The business environment is forever changing therefore, the marketing audit should be used as a reference tool, with constant updates.
The audit can be split into two categories: Internal Audit or Micro Analysis, and External Audit or Macro Analysis.
Internal Audit – Micro Analysis
This is your opportunity to look at your business and ask yourself – how much do I know about my business?
Look at it in terms of:
- Sales – total, split by geography, industry, customer, product.
- Market shares compared to your competitors.
- Profit margins – are you charging too little or too much?
- Costs – can supplies be purchased elsewhere?
- Market research and information – do you know enough about your customers?
- Effectiveness of the marketing mix – analyse previous campaigns in terms of enquiries and sales – what has or has not worked.
The key outcomes from this audit can then be summarised in the current market position and market overview sections of your marketing plan.
Next, you look at the external factors, the External Audit or Macro Analysis – using various marketing theories:
The marketing tool – The Pestel Analysis
This is a tried and tested tool for presenting information about the macro environment. It’s a way of capturing information about the factors you have to consider when in business.

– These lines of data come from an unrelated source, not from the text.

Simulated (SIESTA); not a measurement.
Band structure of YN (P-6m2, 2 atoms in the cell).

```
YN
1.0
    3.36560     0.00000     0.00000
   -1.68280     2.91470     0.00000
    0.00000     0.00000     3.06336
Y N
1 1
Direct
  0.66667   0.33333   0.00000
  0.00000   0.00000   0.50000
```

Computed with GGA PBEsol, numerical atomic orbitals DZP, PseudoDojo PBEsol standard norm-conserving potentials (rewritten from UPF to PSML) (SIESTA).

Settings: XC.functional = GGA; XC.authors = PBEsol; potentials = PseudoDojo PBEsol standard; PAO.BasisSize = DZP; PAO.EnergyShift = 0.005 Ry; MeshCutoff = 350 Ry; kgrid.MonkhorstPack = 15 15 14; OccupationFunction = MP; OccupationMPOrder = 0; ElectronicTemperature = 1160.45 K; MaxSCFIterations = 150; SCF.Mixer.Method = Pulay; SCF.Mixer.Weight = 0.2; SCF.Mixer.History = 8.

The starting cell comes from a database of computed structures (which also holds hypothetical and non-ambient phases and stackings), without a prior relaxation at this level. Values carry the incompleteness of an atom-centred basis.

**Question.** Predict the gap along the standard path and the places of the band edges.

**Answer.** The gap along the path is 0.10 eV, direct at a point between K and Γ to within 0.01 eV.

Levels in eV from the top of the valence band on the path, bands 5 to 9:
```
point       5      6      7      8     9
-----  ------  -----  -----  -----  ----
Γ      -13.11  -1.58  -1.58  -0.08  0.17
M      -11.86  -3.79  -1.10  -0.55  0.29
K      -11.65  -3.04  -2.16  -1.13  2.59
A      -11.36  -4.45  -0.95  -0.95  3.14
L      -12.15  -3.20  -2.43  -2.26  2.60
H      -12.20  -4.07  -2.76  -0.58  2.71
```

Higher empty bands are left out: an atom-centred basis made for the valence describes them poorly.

At the top of screen or whiteboard start with a clear definition of the market. Then either draw another matrix or write your headings on the left of the page.
P stands for political change – how will this affect your business in terms of: political stability, future legislation, trade regulations, employment laws, consumer protection, competition regulation, if these change how will it affect you and your business now and in the future?
E stands for economic change – growth, interest rates, taxation, exchange rates, inflation, unemployment, customer drivers – if these change how will it affect your business?
S stands for socio-cultural – demographic change, population, age distribution, social mobility, lifestyle changes, living conditions, education, health, ethical issues, languages.
T stands for technological change – research and development, government research spending, internet, mobile communications.
E stands for environmental change.
L stands for legal change – changes in the law in the UK and worldwide.
The marketing tool – Porter’s 5 Forces Analysis
This marketing tool analysis is good for looking at a new market for attractiveness and profitability or for looking at the current market situation you are in.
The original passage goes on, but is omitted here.